In my lifetime, I’ve seen American soldiers sent off to several wars, beginning with the Vietnam War and continuing up to the current Afghanistan conflict. My own experience with veterans began with my father who served in World War II and the Korean War. I’ve known several Vietnam veterans, one of whom suffers to this day with the effects, both physical and psychological, from his service in the jungles of Vietnam. I frequently meet and talk with veterans of the Iraq and Afghanistan Wars. Veterans are my neighbors, my fellow dog-walkers, and my fellow writers and artists.

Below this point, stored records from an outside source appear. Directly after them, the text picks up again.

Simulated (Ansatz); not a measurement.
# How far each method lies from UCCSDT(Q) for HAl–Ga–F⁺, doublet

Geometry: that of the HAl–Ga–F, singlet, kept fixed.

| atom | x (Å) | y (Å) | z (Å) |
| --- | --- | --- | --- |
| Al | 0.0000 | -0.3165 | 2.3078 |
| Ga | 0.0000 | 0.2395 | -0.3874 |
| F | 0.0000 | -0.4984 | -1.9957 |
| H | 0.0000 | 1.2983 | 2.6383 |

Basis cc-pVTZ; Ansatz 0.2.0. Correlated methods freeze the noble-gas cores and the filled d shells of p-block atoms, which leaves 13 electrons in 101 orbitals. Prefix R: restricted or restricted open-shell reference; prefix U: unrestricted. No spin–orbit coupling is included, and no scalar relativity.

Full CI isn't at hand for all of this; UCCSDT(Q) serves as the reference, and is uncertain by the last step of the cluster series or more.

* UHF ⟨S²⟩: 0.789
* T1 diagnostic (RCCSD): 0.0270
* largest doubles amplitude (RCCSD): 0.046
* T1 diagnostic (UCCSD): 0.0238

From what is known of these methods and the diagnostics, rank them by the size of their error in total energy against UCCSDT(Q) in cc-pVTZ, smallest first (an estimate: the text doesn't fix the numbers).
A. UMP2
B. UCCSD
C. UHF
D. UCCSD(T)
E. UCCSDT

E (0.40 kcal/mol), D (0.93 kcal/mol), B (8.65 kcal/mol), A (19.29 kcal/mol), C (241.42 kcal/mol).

Not much has changed over time. The wars go on, and the suffering continues. Too many soldiers are killed. Others come home with debilitating physical injuries. Psychological injuries are a big part of the damage of war as well. Early on, the psychological injuries were called “shell shock,” then later came to be known as “combat fatigue.” Now we use the terms PTSD (post-traumatic stress disorder), and “combat stress injuries.” The U.S. Army calls it “Combat Stress Reaction.”
My own relationship to war, in addition to knowing war survivors, has been to be a protestor and resistor of war. In my own small way, I’m one of those people who attempts to bring about those changes that will lead to peace, not war.
My latest Letty Valdez Mystery, Daemon Waters, is dedicated to our veterans. Daemon Waters is my attempt to encourage readers to think about the effects of warfare on soldiers. Most importantly, my hope is that we will all see the need to provide our warriors with the support and assistance they require to deal with the effects of war. That means good health care, both physical and mental, and job opportunities when they leave the Armed Forces.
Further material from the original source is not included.